If you are travelling to the Philippines, it’s likely that your first port of call will be Manila. While it’s largely a city overshadowed by the far more popular destinations within the same Philippines archipelago, the attractions and places to visit in Manila are plentiful.
Metro Manila is the metropolitan region surrounding the capital, Manila City. This region itself is composed of no less than 16 cities, all portraying a unique character. Although each possesses a different charm making them worthy of a visit, the older historic town is where most of the top places to visit in Manila are centred.
The Philippines was for many centuries a Spanish colony, and it comes as no surprise that the more historical places to visit in Manila have a Spanish flare, be it in the architecture, religion, or simply in the street name.

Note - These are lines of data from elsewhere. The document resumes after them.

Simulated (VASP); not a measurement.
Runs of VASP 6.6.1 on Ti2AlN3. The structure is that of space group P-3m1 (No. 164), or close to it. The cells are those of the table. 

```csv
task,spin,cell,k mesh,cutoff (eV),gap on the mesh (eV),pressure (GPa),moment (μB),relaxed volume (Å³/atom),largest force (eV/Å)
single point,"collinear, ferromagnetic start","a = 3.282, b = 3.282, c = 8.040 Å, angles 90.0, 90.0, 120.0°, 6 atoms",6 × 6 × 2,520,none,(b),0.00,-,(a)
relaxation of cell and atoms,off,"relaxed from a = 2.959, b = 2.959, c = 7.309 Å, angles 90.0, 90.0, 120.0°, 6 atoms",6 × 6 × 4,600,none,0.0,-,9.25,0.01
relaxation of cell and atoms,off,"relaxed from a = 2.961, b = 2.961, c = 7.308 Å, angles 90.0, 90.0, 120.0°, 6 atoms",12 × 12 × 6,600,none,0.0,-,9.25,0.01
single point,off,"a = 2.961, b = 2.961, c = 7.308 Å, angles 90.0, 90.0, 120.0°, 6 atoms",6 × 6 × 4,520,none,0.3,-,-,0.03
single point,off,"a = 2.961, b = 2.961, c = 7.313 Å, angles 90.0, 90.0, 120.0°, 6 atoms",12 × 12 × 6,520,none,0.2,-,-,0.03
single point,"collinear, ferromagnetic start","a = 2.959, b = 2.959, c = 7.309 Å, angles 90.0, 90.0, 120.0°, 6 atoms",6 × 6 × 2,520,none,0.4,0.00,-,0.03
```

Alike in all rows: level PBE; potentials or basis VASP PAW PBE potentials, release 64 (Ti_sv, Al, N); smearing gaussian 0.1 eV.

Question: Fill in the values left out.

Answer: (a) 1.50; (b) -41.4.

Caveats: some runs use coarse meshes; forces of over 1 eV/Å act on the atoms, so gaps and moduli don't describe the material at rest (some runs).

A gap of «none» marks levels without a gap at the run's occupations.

The top places to visit in Manila are mostly within walking distance of each other. If you are set on exploring the city by foot, you should also check out this post on a walkable day tour of Manila City.
1. Rizal Park
Named after the country’s national hero, inclusive of huge commemorative monument, this park is a welcome relief from the hustle and bustle and traffic which plagues the city. Spread over an area of 58 hectares, this urban park has as a centerpiece the tallest flagpole in the Philippines (32m) commemorating the country’s independence.
The park is divided into three sections, with the middle section considered as the park proper, and home to an artificial lagoon equipped with a dancing fountain. The lower side of the park incorporates the Manila Ocean Park (more of that later).
Entrance to the park itself is free and unrestricted, but at the sides one can find a number of curated themed gardens which are worth visiting. The highlight amongst these is the Orchidarium which showcases the country’s rich variety of orchids alongside a butterfly pavilion.
The park is one of the more popular places to visit in Manila and you should expect the place to be very busy, particularly on Sundays and public holidays.
2. Manila Ocean Park
At the far end of Rizal park is Manila’s huge aquarium, even bigger in terms of floor space than Singapore’s own Sentosa Aquarium. Whilst commanding great views of Manila Bay, the aquarium focuses mainly on marine life which is indigenous to Southeast Asia and features more than 14,000 creatures.
As with all modern theme parks, the menu of activities is vast, ranging from diving lessons, to swimming lessons in a mermaid costume. The distinguishing feature of this park is a 25m curved underwater walkway with spectacular views from below.
The attraction is huge and requires quite a few hours to visit entirely. If you have more than a day to spend in the city, make sure to include this in your list of places to visit in Manila.
3. Intramuros (One of The Top Places to Visit in Manila)
Intramuros, which literally translates to ‘within the walls’, is the fortified historical centre within Manila city. Within its perimeter you’ll find both the Manila Cathedral and Fort Santiago, the latter forming part of the same defensive structure. The whole area is mostly closed off to vehicles, reserved only for residents and special permit holders.
Parts of the original wall structures are still visible, although the city itself was punished considerably in WW2. It is estimated that only 5% of the original buildings survived, and just about 40% of the wall was left intact.
Nevertheless, recognising the historical importance of the site, the government of the Philippines set up the ‘Intramuros Administration’, tasked with restoring and maintaining the buildings and the surrounding walls. They are doing a good job, making Intramuros one of the top places to visit in Manila.
4. Fort Santiago
Currently guarding the banks of a heavily polluted and stinky Pasig River, the fort has an even darker history. Named after St. James, the patron saint of Spain, the fort originally protected the regional Spanish authorities during their rule, and was an important centre for the international spice trade.
Over the years, the fort, moat and adjacent Intramuros walls have seen multiple alterations, particularly during the American rule, which saw the moat converted to a strategically important … golf course! The oddly sited abomination is still pretty active today.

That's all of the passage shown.